Wednesday, March 25, 2009
Yashpal’s Divya, reviewed by Anuradha Shankar
There have been many Indian authors who have made their presence felt by their way with words, whether in English or in their mother-tongue. One such author is Yashpal, who wrote in Hindi in the days before India regained her independence, but whose works continue to be read and appreciated even today, and more importantly, are relevant even today.
Thanks to Blog a Penguin India Classic, I have had the opportunity to read and review one such gem from his collection – Divya.

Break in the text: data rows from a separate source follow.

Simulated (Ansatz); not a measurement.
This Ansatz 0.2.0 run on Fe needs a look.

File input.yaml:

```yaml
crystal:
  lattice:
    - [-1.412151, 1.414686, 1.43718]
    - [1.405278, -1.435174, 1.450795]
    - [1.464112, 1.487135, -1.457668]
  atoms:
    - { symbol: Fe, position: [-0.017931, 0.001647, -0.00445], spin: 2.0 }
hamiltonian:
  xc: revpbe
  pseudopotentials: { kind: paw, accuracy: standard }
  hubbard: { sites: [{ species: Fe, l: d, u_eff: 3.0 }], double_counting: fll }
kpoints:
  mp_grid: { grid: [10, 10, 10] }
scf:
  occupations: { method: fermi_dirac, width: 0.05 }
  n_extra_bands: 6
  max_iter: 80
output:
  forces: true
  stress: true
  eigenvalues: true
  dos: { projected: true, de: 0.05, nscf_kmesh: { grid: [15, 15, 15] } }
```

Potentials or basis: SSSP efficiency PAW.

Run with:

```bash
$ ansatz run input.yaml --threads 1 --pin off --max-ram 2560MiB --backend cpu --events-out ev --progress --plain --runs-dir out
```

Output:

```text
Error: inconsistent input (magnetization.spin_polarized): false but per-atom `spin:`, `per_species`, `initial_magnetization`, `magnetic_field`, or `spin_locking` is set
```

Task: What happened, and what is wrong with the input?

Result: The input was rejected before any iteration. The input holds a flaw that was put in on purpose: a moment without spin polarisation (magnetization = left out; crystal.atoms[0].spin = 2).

Divya is the story of a woman’s quest for freedom set in the first Century BC – a time when the friction between Hinduism and Buddhism had crept into the politics of the times. Kings were fast embracing the convenient precepts of Buddhism, while Brahmins were trying to rid society of what they felt was a threat to their superiority. In addition to all this were the Greeks who had their representatives in powerful positions in most kingdoms, capable of dictating terms with their wealth and power. Yashpal recounts the fictional story of a young girl growing up in this milieu, while keeping to historical facts of the era in the matter of happenings and events. It must have been a difficult task, researching all the details, and he seems to have traveled widely all over India collecting the facts for this beautiful novel. That he, in his own words ‘has tried to avoid unforgivable errors’ is an achievement by itself.
The novel traces the story of Divya, born and brought up in a well to do and powerful Brahmin family, protected from the harsh reality of the outside world. To her, the turmoil going on due to the caste system and ruling hierarchy, and the different opinions within her own family are not really important, until the day she falls in love with Prithusen – the son of a freed slave, now extremely wealthy, but unable to shake off the stigma of his birth. In contrast to this is Rudradhir, son of the Acharya, the most eligible groom for Divya. While attraction for Prithusen makes her antagonistic towards Rudradhir, there is one more man in this story – Marish – the sculptor, who is almost an outcaste – though well born, he is an atheist, who chooses his own path, and refuses to do anyone’s bidding. While he is often punished by Divya’s great grandfather in his public capacity as the Chief Justice, he is welcomed into the elderly man’s home for open discussions on any subject.
While Divya and Prithusen fall in love, the country faces war, and finds itself completely unprepared. In such a situation, Prithusen’s father, the wealthy slave-turned-merchant, Prestha, a wily and cunning man, uses the opportunity to push his son forward and succeeds. Faced with separation due to war, the young couple succumbs to temptation, and soon Divya finds herself pregnant, and awaits the return of her lover from the war.
Prithusen returns victorious but injured from the war, and is awarded a hero’s welcome. He is tended to by the Greek President’s granddaughter, while Divya languishes in her home, trying to cover the growing signs of pregnancy. When Prestha suggests that in order to improve his situation, he ought to marry the president’s granddaughter, he is unable to stand up for himself and his love, and agrees to give up Divya.
Shocked and saddened by his betrayal, Divya leaves home to save her family’s honour, and thus starts her journey in quest of her own life. She is sold as a slave, forced to feed her mistress’ child rather than her own, and undergoes all sorts of troubles, until one day, faced with the prospect of being separated from her child, runs to the Buddhist monastery and asks for acceptance. While she tasted servility and cruelty as a slave, at the monastery, she learns about rejection on the basis of just being a woman – the monks refuse her plea because she is a single woman, protected neither by her father, husband or son. They inform her that she needs her protector’s permission to enter the fold of Buddhism. It is then that she learns the truth of the times – it is only a prostitute who is really free – she is free to use her body the way she wishes, though she uses it for all, she is beholden to none.
Chased by her master, she jumps into the Yamuna, only to be rescued by a courtesan. While her child doesn’t survive, the viceroy allows her to be handed over to the courtesan – Ratnaprabha. Now begins another phase of her life – where her talent for dancing is recognized, and she gains a new name – Anshumala. As Anshumala, she gains name, fame and wealth, and in the process, meets Marish and Rudradhir, both of whom ask for her hand in marriage. However, she no longer wants the protection of a man, because all she wants is freedom, which, she believes, she can get only as a prostitute.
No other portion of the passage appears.